Remodeling an Attic
Keeping Cool This Summer
I am very interested in knowing what is a "bad" temperature for my attic. What should be the difference between outside/inside temperature of an attic on a summer day versus a winter day? Should there be a difference between a 78-degree day and a 98-degree day?
I have recently added a ridge vent to my roof and have also been taking temperature readings. I hit 130 degrees in my attic when the outside temperature was 83 degrees. Is this good? What's good? Any help in this matter would be greatly appreciated.
JB from Brown Deer, WI
I wouldn't get too obsessed over the temperature readings. Colder is better, but 130 degrees is not really that hot in that typical roofing materials can stand much higher temperatures. According to the Building Science Corporation at www.buildingscience.com, a Boston-based architecture and building science consulting firm, the maximum acceptable temperature of an enclosed attic space near the sheathing is about 180 degrees. They have done much of their testing in Las Vegas and Phoenix, where conditions are the worst, and 150-degree attic temperatures are common.

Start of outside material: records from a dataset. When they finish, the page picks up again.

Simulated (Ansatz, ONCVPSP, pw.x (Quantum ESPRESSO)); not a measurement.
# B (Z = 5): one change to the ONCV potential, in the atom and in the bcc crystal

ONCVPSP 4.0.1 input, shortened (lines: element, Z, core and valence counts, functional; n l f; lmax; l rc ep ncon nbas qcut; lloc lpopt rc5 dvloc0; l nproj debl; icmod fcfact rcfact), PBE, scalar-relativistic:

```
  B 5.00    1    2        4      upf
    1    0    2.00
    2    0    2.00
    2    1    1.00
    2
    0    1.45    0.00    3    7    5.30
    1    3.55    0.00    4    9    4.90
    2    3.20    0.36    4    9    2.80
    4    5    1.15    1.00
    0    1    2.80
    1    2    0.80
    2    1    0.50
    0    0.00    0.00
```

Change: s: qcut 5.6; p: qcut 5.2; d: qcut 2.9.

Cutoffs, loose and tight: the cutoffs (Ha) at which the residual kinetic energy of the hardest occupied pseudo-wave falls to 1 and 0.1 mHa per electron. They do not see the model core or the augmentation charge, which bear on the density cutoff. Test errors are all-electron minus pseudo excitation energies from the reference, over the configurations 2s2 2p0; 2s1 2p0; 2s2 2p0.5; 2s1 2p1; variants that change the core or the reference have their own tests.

It's also been found that roofing design and materials have more effect on attic temperature than ventilation. Metal roofs reflect more heat than asphalt roofs, lowering temperatures, and lighter colored asphalt also lowers attic temperatures. Ventilation is important to give moisture within the attic a way to escape. Though most newer homes have extensive vapor barriers to keep living space moisture from getting into the attic, leakage around recessed light fixtures and bathroom vents still allow some moisture to enter the attic. This is not very destructive in the hot seasons, but can cause problems during winter freeze-thaw cycles when this moisture condenses on nails and other metal structures within the attic space.
For most homes, the biggest concern is the effect of attic temperature on living space comfort. The consensus seems to be that if you have the maximum amount of insulation in your attic floor (for your area), lowering the temperature of the attic by 10 or even 20 degrees will have a minimal if any impact of actual heating and cooling costs.